Senate Republicans on Tuesday suggested that they may not call up live witnesses to testify as part of a likely impeachment trial slated to begin in January -- a move that pits the Republican-led Senate against the desires of President Donald Trump.
"I think the prospect of calling witnesses, in my view, seems unlikely, as much as some people might like to complete the incomplete record," Sen. Kevin Cramer, R-N.D. told reporters Tuesday. "The premise of the whole impeachment process is so warped that completing a bad record just doesn’t make a whole lot of sense to me."
Cramer said calling in live witnesses would be a "risky" move, considering that any motion senators make on the floor during an impeachment trial would require a simple majority – or 51 votes – which are not guaranteed.
Some Republicans had previously wanted former Vice President Joe Biden and his son Hunter, and the anonymous intelligence community whistleblower, whose complaint launched the House impeachment inquiry, to be called on as witnesses.

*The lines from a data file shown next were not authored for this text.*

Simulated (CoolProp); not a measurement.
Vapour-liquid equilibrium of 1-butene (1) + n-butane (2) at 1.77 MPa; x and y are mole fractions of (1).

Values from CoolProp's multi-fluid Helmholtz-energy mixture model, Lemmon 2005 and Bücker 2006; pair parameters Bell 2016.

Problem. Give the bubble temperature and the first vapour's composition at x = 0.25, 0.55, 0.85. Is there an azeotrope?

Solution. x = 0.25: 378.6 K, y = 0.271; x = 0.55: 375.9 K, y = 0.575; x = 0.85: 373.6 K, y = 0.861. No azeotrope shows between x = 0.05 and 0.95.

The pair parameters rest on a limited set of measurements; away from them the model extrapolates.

Trump himself has also repeatedly called for House Intelligence Committee Chair Adam Schiff to testify as part of the Senate trial.
A White House official told Capitol Hill reporters last week that Trump was calling for live witnesses as part of the impeachment trial, instead of relying on videotaped depositions like the ones entered into evidence during former President Bill Clinton's impeachment trial in 1999.
"There’s people who want to call witnesses, there’s people who don’t want to call witnesses," Sen. Lindsey Graham, R-S.C. said. "I think the trial needs to end as quickly as possible."
Senate Minority Leader Chuck Schumer noted during his weekly presser that nothing is off the table at this point in the process when it comes to hauling in witnesses, including Trump administration officials that Democrats have been eager to hear from.
"I’m not going to get into the specifics, but it should be fair, it should be bipartisan and it should let the facts come out," Schumer said.
GOP Sen. Mike Braun of Indiana warned that calling witnesses could be a "double edged sword" for both Republicans and Democrats.
"I think that would be one of the things that might be discussed in terms of consensus going into it," Braun said. "So I think that's a double edged sword that I have no idea how it will turn out."
However, Braun said he’d follow Trump’s lead on the matter.
"I think I'll largely follow the guidelines of what the president wants to do there in terms of litigating his case now that he gets a chance to do so," Braun said.
The Senate’s No. 2 Republican, John Thune of South Dakota, said the desire to finish the impeachment trial as quickly as possible would likely trump the need to call in witnesses.
He said a "protracted period" with motions to call witnesses, offered by both sides of the aisle, and lots of votes isn't going to be popular for anyone.
"I think there's going to be a desire to wrap this up in at least somewhat of a timely way," Thune said.
Democrats on Tuesday unveiled two articles of impeachment against Trump in a historic step that could lead to a full House vote as early as next week. House Judiciary Committee Chairman Jerry Nadler announced that Democrats were going forward with charges of abuse of power and obstruction of Congress.
Senate Majority Leader Mitch McConnell confirmed on Tuesday that a potential impeachment trial in the Senate will take place right after the New Year, once senators return from a holiday recess, even though the White House is urging the Senate to take up the matter immediately.
McConnell said he anticipates House managers will present their case to the Senate, with the president’s lawyers following suit.
"And at that point, the Senate has two choices: it could go down the path of calling witnesses and basically have another trial, or it could decide," McConnell told reporters Tuesday during his weekly press conference. "And again 51 members could make that decision, that they've heard enough and believe they know what would happen and could move to vote on the two articles of impeachment sent over to us by the House."
He added, "Those are the options. No decisions have been made yet."
On potential witnesses, McConnell again demurred and said the Senate would make a decision once opening arguments have been presented.
He reiterated that it remains his view that the Senate will not remove Trump from office because the votes aren’t there.
Ahead of the press conference, Senate Republicans met over lunch with law professor Jonathan Turley, the sole Republican witness who testified before the House Judiciary Committee last week.
During his testimony, he argued that the facts presented by the House Intelligence Committee didn’t meet the necessary standard for impeachment.
Republican senators today said Turley’s presentation before the caucus was to provide an "assessment" about the current status of the impeachment inquiry.
"It was along those lines," Thune said of Turley’s testimony before the House Judiciary Committee last week. "You know, his kind of, analysis of what's happened so far, and you know what a little bit of an assessment of what he thinks could happen going forward."